One factor behind today’s financial crash less frequently mentioned than a housing bubble and a lack of government regulation is overconfidence in flawed risk management models.

Bubbles build and pop every 10-20 years. Blaming the US sub-prime market for the current financial melt-down is like blaming the great fire of London on Thomas Farriner’s bakery, where it started. The problem in London wasn’t a bakery, but an overcrowded street plan, thatched roofs and wooden houses.

The problem with the world’s financial system is the underestimation of the unpredictability and volatility of a highly correlated, complex system and overconfidence in our capability to model and predict it.

Nassim Nicholas Taleb has been warning against various industry standard risk-management models since 1997. Robert Goldstein’s book “When Genius Failed” told the story of Long Term Capital Management (LTCM), the hedge fund that brought Wall Street to the brink of destruction when an unforseen event, Russia defaulting its bonds, caused their sophisticated risk models to fail.

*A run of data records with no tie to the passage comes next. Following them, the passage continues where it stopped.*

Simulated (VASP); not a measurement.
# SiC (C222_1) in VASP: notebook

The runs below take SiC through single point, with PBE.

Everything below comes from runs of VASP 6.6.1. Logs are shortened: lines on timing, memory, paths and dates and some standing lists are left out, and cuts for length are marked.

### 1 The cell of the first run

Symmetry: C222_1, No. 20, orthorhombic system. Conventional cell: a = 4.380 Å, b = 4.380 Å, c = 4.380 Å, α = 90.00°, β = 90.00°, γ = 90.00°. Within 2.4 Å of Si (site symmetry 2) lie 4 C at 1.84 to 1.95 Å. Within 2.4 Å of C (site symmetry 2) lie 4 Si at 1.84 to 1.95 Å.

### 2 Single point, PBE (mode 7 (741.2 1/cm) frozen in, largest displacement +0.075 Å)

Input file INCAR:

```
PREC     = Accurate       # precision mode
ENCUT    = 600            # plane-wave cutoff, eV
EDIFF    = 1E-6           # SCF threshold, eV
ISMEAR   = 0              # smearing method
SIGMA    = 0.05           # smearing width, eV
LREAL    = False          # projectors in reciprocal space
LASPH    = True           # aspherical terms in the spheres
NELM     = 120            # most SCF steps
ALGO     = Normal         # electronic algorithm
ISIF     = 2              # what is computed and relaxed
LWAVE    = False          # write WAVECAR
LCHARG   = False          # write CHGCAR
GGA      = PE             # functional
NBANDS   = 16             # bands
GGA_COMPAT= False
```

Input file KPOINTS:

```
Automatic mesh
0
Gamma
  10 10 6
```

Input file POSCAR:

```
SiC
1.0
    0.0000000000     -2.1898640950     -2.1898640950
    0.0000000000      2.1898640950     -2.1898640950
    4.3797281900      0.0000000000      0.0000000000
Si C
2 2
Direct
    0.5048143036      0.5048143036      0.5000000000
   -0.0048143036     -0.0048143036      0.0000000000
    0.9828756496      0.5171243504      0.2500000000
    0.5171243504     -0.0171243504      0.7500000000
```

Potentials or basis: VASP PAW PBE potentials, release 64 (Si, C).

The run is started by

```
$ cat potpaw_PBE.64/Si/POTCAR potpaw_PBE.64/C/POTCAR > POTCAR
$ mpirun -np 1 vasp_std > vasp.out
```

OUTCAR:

Warren Buffett summed it up nicely: “Beware geeks baring formulas”. We didn’t learn after LTCM, hopefully we will now.

Laurence Lessig wrote an excellent article in this week’s newsweek on this theme, “Why the banks all fell down” where he points out that the market isn’t composed of individual, uncorrelated, rational decision makers, like most models assume, but irrational herds.

Risk management models were supposed to be the brakes in the speeding car of the world’s financial system. But because of blind faith in these models the car was going way too fast, hence the enormity of the crash.


This post is was written in a flight to Iceland, where I’m staying this week. The crisis is all anyone talks about, so I thought I’d chip in with my two cents. I’ve met the bell curve but I’m no economist so any corrections to my assumptions and conclusions are welcome.